The right of free assembly is central to a free society. Not everyone understands this.
Last week, conservative/“cultural libertarian” provocateur Milo Yiannopoulis went into the Churchill Tavern in New York to dine with fellow gay journalist Chadwick Moore.
Also in the establishment? The New York City chapter of the Democratic Socialists of America. When the socialists noticed Milo they stood up, faced him, and shouted at him, chanting “Nazi scum, get out!”

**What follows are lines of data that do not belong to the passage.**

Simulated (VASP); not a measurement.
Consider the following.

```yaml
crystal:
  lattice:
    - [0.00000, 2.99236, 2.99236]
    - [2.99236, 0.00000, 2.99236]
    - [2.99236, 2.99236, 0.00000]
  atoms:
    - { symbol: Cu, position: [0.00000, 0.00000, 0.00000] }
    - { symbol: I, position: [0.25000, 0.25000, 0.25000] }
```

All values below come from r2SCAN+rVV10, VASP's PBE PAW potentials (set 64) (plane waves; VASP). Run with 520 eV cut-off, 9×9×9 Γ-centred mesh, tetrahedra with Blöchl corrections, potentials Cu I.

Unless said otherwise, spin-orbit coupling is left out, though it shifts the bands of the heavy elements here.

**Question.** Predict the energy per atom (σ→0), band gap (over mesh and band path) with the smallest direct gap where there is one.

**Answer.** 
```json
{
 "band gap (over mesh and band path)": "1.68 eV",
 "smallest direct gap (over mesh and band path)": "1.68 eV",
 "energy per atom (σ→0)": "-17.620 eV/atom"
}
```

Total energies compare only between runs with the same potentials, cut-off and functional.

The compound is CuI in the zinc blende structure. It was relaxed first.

Milo is not a Nazi, but his past gentle treatment of the alt-right counts as “Nazi” on the left.*
The left has been pushing for an inclusivist** reading of the right of free assembly for decades. You see, state laws in the South, prior to 1964’s Civil Rights Act, allowed and enforced white business discrimination against African-Americans, such as refusing service and accommodations. Leftists argue that there is no right to refuse service or exclude customers; they strenuously criticize those libertarians and conservatives who argue that a right to associate implies a right not to associate … giving them no credit for long opposing laws requiring discrimination.
Yet now we see many on the left banding together to deny others their free association rights by exclusionary tactics.
This was a group of customers, of course, so this is more similar to antifa violence than business discrimination. But Brooklyn politicians echo the logic, now proudly denying free assembly rights to NRA members — on ideological grounds.
Mob action for exclusion? Politicians siding with the mob?
There’s a word for this — fascismo.
Or, in the vulgar tongue, “Nazi scum.”
This is Common Sense. I’m Paul Jacob.
* Cenk Uygur of The Young Turks articulates this point — Milo’s insistence that he is not alt-right carrying no weight, apparently.
** Rather than rule-of-law liberal, or libertarian.